Contact |
Fo further information, you should contact Philippe Dreuw and check the homepage of Philippe Dreuw at http://www-i6.informatik.rwth-aachen.de/~dreuw/.
Automatic Sign Language Recognition (ASLR) |
Developing sign language applications for deaf people can be very important, as many of them, being not able to speak a language, are also not able to read or write a spoken language. Ideally, a translation systems would make it possible to communicate with deaf people. Compared to speech commands, hand gestures are advantageous in noisy environments, in situations where speech commands would be disturbing, as well as for communicating quantitative information and spatial relationships.
A gesture is a form of non-verbal communication made with a part of the body and used instead of verbal communication (or in combination with it). Most people use gestures and body language in addition to words when they speak. A sign language is a language which uses gestures instead of sound to convey meaning combining hand-shapes, orientation and movement of the hands, arms or body, facial expressions and lip-patterns. Contrary to popular belief, sign language is not international. As with spoken languages, these vary from region to region. They are not completely based on the spoken language in the country of origin.
Sign language is a visual language and consists of 3 major components:
- finger-spelling: used to spell words letter by letter
- word level sign vocabulary: used for the majority of communication
- non-manual features: facial expressions and tongue, mouth and body position
Similar to automatic speech recognition (ASR), we focus in automatic sign language recognition (ASLR) on automatically recognizing sign language videos as gloses, which can be later translated by a statistical machine transaltion system into written text (see a demo video).
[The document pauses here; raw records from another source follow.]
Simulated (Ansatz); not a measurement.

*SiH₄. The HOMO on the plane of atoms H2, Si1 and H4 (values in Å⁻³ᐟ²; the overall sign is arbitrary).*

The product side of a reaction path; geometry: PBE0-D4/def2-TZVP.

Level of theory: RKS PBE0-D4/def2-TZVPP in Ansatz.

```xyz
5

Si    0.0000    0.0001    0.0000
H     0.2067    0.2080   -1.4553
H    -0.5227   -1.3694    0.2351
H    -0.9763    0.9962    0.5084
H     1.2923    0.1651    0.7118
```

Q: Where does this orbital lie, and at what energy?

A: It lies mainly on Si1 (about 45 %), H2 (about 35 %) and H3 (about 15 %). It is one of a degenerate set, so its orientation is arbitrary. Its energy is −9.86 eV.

Benchmark Databases for Sign Language Recognition and Translation |
In the course of the diploma thesis work Appearance-Based Gesture Recognition of Philippe Dreuw, a new database of fingerspelling letters of German Sign Language (Deutsche Gebärdensprache, DGS) was created. The RWTH Fingerspelling Database contains 35 gestures with video sequences for the signs A to Z and SCH, the German umlauts Ä, Ö, Ü, and for the numbers 1 to 5. Five of the gestures contain inherent motion (J, Z, Ä, Ö and Ü). The recording was done under non-uniform daylight lighting conditions, the back- ground and the camera viewpoints are not constant, and the persons had no restrictions on the clothing while gesturing.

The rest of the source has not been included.